RALPH LOHSE spoke at the April 2005 Copper River Salmon Workshop Series about the privilege of being a commercial fisherman.
I've come to Alaska — it's been 38 years now — and salmon's been a real big part of my existence. One of the first things that I did when I came out to teach school in 1966 — the second day we were there — we went out and beach-seined a creek so that we could put up enough salmon for the smokehouse, for the whole village. We put up about 20 salt barrels of salmon, and that was our tax for the year, that was how we raised money for our community projects.
So that was the first experience I had with salmon in Alaska. It was also my first taste of salmon, and I've been hooked on it ever since.
I'm very thankful for the privilege I've had of living in Alaska and having dealt with salmon. I've had it on my table. I've made my income with it. And I'm one of those fishermen that, the day it becomes a job, I'm quitting.
Every time I take the salmon out of the water I look at the salmon and I just marvel at how beautiful they look. Every time I put a piece of salmon on my plate, I can't believe that I'm getting to eat something like this.
A lot of you, especially a lot of you that are in positions with Fish and Game, know me because we've sat on the other side of the fence sometimes. I've been on Fish and Game advisory boards for 30 years, I worked for Prince William Sound Aquaculture, I was the chair during the oil spill years. And I've been working for the South Central Regional Subsistence Council since it was formed.
At this workshop, we've talked a lot about Traditional Ecological Knowledge — TEK. Well, I have another one — how about "CEK." And that's what I take up there, to the council. We're there to contribute our CEK, our Community Ecological Knowledge, our Citizen Ecological Knowledge.
In other words, the people who live with the resource became an advisory committee to the federal government — to the Federal Subsistence Board, the board that makes decisions that affect the people who live in the area and have a subsistence priority on federal land.
That means that all of a sudden, the board had to listen to a citizen group, a group of non-professionals, who lived with the resource, dealt with the resource, had knowledge of the resource. And that was quite different. And it took a long time, but it's getting there — the idea that you can take people, just common, ordinary people who have an interest in the resource, have access to the resource, have made a living from the resource, lived with the resource — and they actually know something!
I'm from the Federal South Central Council, which is the Copper River, the Kenai, and that area there. And there's nothing I like better than when we have joint councils from all over the state, because I've never come away from there without learning something.
Our council group meets with six to thirteen people. We each bring different backgrounds to it, different experiences to it. And we come together with the ideas that we've learned from the different joint councils, we then apply them to try to reach a subsistence priority, with the least impact, and to maintain the viability of the game population, or fish population.

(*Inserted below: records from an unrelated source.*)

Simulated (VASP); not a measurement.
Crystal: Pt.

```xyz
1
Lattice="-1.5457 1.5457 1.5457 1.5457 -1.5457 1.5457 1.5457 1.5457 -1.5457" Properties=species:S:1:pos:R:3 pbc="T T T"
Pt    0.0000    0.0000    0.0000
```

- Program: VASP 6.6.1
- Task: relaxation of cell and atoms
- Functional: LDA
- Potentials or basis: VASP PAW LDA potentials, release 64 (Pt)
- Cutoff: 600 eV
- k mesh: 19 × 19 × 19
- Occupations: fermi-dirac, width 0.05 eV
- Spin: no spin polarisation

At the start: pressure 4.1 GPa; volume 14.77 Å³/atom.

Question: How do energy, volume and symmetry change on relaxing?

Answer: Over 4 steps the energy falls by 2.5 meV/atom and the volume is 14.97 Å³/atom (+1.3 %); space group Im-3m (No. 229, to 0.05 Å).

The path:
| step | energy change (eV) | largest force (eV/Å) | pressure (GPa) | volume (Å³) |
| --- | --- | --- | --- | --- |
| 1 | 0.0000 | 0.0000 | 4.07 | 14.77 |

And so, what has happened is: instead of having this diverse group of people fighting with each other, you end up with people that say, "Okay, we have a common goal, what we are we going to do to try to reach it."
Last high horse: We need an attitude change. When commercial fishermen start talking about their right to catch fish, they find they don't have a very sympathetic ear with me sometimes. When you're taking a resource, it is a privilege, not a right.
You can say God gave you the privilege, the state gave you the privilege. If you go all the way back to the native cultures, the animal gives you the privilege.
It's a privilege, and a privilege that should be met with thanksgiving. A complete shift in attitude comes when we say, "I'm going to take what I need, but I'm going to treat it with respect and thanksgiving."
Now, in the early native culture, that's how it was. You treated it with respect. And I have to admit, this isn't always true today with individuals, even in the native culture. There are individuals who don't treat it with the same kind of respect just like there are individuals in our culture who don't treat it with respect, because there are other options. In the old days there wasn't any other option. You treated it with respect or you starved.
Now, I don't know of any commercial fishermen friends who encourage their kids to go into commercial fishing. I'm probably a rarity. I'm helping my son to do that. It was a good life for me. I enjoyed it. Why wouldn't I want to pass it on?
I want those salmon to be there for my grandkids. I want them to be able to do the same things that I can do. That's what each of us needs to sit down and look at. You can catch all the salmon you want, but one day, you're going to leave it all behind. You aren't going to take it with you.
As we deal with the salmon, our way of looking at it should be, "Not for my lifetime, but for my kids' lifetime, and their kids' lifetimes." And so the question I'm going to ask each of you when I close: What are you going to leave? What are you going to leave, with respect to salmon?
Thank you.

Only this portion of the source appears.